Common Practices or Best Practices?

With the events of the last few days over the SolarWinds breach, I just wanted to give my views about how this massive of a breach could have happened and go for so long unnoticed. I have spent my career in private business; although I did have a short contract, part time for six months, in a government setting once. I have seen all sides of how private businesses run. These experiences are what has led to these conclusions of how a breach this bad could have occurred.

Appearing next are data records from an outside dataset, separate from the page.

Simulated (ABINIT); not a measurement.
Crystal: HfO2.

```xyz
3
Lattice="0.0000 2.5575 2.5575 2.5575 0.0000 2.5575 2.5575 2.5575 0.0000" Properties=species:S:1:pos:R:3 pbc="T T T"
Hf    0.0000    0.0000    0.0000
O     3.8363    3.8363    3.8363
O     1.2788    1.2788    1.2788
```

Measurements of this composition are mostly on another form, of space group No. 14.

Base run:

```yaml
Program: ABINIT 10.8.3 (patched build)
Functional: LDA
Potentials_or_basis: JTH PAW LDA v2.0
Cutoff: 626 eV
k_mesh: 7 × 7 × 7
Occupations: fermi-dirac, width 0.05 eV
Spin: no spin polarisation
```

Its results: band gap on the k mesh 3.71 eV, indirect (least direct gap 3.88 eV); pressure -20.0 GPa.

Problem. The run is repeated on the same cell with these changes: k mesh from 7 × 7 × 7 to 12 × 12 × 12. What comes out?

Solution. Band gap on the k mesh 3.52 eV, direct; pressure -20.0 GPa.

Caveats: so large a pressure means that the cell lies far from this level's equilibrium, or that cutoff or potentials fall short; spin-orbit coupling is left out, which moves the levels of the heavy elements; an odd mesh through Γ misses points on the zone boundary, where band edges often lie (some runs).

It is best to start with some background of the development lifecycle. There are many common practices in the development lifecycle and there are also some best practices. As odd as it may seem these two are not necessarily the same. It is the leadership of the business that will define when, or if, best practices will used. In general, best practices tend to come with a higher up-front cost, but lower long-term costs. This is not always an easy decision for leadership to make. It should be noted that the old way of development was to manage projects. The new way of development is to manage risk. This is what Barry Boehm talked about in his spiral model of software development which is what has led to today’s agile development methodologies (http://www.cse.msu.edu/~cse435/Homework/HW3/boehm.pdf). The problem is that many businesses want to manage projects, like they always have, but want to appear to be using new methods. In these cases, businesses use terms as buzz words rather than an actually thought process. When risk defines the development process what if questions become tools of improvement, not a stumbling stone to the timeline.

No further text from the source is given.